Daniel Boyd
Rainbow Serpent (Version)
-Curated by Liz Nowell
Daniel Boyd is known for his multidisciplinary practice that resituates colonial history within an infinitely expansive universe. In his paintings, videos, and installations, Boyd employs dots as a visual and conceptual tool to explore themes of identity and perception, memory and history. Reiterated endlessly to form expansive constellations, the dots—or lenses—offer a distinct point of knowledge, experience, or perspective from which to view his work.
Rainbow Serpent (Version) is Boyd’s first major exhibition in Meanjin/Brisbane, a place of cultural and ancestral significance for him. Encompassing new paintings, a new sculpture, a mirrored stage, and live activations, it continues his interrogation of Western scientific, artistic, and philosophical thought and their roles in establishing the colonial Australian state.
Spanning subjects from classical antiquity to his own family history, Boyd’s paintings explore the visual language of imperial placemaking, particularly as it materialised in Queensland. Unfolding across the galleries as a narrative, they contend with the many ways colonisation has disrupted cultural tradition and infiltrated our civic imagination.
Boyd’s shimmering mirrored stage serves to illuminate these histories and engage viewers in their reconstruction. As audiences move through the galleries, its network of reflective lenses provides infinite entry points into the stories and memories represented in each painting.

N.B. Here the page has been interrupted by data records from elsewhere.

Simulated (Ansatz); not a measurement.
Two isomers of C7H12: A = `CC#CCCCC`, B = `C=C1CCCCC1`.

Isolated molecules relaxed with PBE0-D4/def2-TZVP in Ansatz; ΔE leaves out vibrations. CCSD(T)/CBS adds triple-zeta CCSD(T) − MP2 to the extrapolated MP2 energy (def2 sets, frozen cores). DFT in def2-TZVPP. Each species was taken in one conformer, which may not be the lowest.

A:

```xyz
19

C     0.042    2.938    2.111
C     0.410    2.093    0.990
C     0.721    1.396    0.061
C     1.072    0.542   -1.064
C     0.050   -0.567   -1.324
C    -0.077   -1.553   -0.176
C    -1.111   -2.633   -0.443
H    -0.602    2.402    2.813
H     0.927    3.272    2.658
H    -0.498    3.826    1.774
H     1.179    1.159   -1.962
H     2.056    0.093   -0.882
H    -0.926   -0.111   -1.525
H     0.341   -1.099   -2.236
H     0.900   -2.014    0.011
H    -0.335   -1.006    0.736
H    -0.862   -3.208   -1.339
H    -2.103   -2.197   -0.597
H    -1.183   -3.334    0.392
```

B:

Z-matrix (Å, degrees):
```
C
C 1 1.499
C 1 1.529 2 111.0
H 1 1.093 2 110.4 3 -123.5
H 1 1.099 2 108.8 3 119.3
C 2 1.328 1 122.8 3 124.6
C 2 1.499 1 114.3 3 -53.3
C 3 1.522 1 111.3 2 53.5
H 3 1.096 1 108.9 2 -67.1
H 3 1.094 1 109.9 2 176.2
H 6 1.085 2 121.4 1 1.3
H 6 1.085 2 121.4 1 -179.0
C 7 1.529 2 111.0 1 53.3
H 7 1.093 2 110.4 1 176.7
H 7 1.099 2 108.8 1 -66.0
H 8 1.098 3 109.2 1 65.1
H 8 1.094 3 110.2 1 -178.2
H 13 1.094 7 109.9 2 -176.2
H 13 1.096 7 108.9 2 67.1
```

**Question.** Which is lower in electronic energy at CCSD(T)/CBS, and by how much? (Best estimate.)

For the exhibition’s duration, First Nations artists, activists, scholars, and community groups will share the gallery spaces in a collective act of civic reclamation. Trough movement, performance, and yarning, their activations will build on the layers of history embedded in this place and on this Country. The accumulation of these experiences will serve as a poignant reminder that First Nations people have sustained cultural traditions for over 60,000 years, despite ongoing imperial expansion.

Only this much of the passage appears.